The ACLU՚s defense of the Nazis right to march through Skokie back in the late 70s is paradigmatic for me (I grew up right next door in Evanston). Sure, let՚s allow a few pathetic and repellent adherents of a dead ideological enemy to parade around and get people angry at them. They pose no real threat, it is actually a sign of strength of the liberal order if you can let this sort of thing happen without forceful interference.
But at some point fascism stops being a fringe of harmess nuts and become a real threat. And somewhere along that line it becomes not just permitted, but almost obligatatory to oppose it, and not just with words, but with actions.
Has Donald Trump՚s quasi-fascist rhetoric crossed the line? Obviously he has no problem threatening the use of violence on protestors; does that justify violent tactics on their part?
In pure moral calculus, well sure. There is no earthly way in which you can pretend it is not Trump who has been constantly opening up the door to violence. That puts the responsibility for it squarely on his repulsive orange head.

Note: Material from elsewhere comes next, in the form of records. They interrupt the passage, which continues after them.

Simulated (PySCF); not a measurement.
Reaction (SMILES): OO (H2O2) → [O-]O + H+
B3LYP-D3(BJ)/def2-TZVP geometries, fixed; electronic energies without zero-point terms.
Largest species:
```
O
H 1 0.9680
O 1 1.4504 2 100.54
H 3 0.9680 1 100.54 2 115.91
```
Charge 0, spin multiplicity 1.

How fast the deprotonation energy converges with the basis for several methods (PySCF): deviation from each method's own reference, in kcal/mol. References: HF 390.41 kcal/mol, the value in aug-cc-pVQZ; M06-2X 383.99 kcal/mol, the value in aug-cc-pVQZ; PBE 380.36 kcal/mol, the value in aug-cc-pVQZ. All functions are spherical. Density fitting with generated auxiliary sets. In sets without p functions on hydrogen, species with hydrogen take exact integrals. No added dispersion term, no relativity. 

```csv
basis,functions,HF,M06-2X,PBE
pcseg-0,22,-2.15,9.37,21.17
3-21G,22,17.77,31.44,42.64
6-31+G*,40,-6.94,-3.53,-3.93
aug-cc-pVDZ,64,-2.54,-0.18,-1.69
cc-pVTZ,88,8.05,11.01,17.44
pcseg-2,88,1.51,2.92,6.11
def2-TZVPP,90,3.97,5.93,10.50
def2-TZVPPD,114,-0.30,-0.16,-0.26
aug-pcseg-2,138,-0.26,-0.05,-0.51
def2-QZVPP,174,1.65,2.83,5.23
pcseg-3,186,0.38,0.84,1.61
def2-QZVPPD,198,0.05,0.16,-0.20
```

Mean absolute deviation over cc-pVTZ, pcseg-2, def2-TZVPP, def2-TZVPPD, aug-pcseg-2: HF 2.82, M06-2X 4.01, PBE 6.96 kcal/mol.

In strategic terms it is almost certainly a mistake. The only conceivable consequences of violence at a Trump rally, whoever starts it, is increased support for him from the same febrile quarters it comes from now. It՚s the nature of the beast, and that is barely a metaphor. If there are really people so wishy-washy that they are undecided between Trump and a Democrat, which way do you think they will turn if it looks like society is in the throes of violent disintegration? Which side of this battle has more heavily armed lunatics?
So I hope that left protestors will use non-violent practices. But I can՚t condemn them if they don՚t. I՚m not a pacifist, some fights are worth fighting and this most certainly is one of them.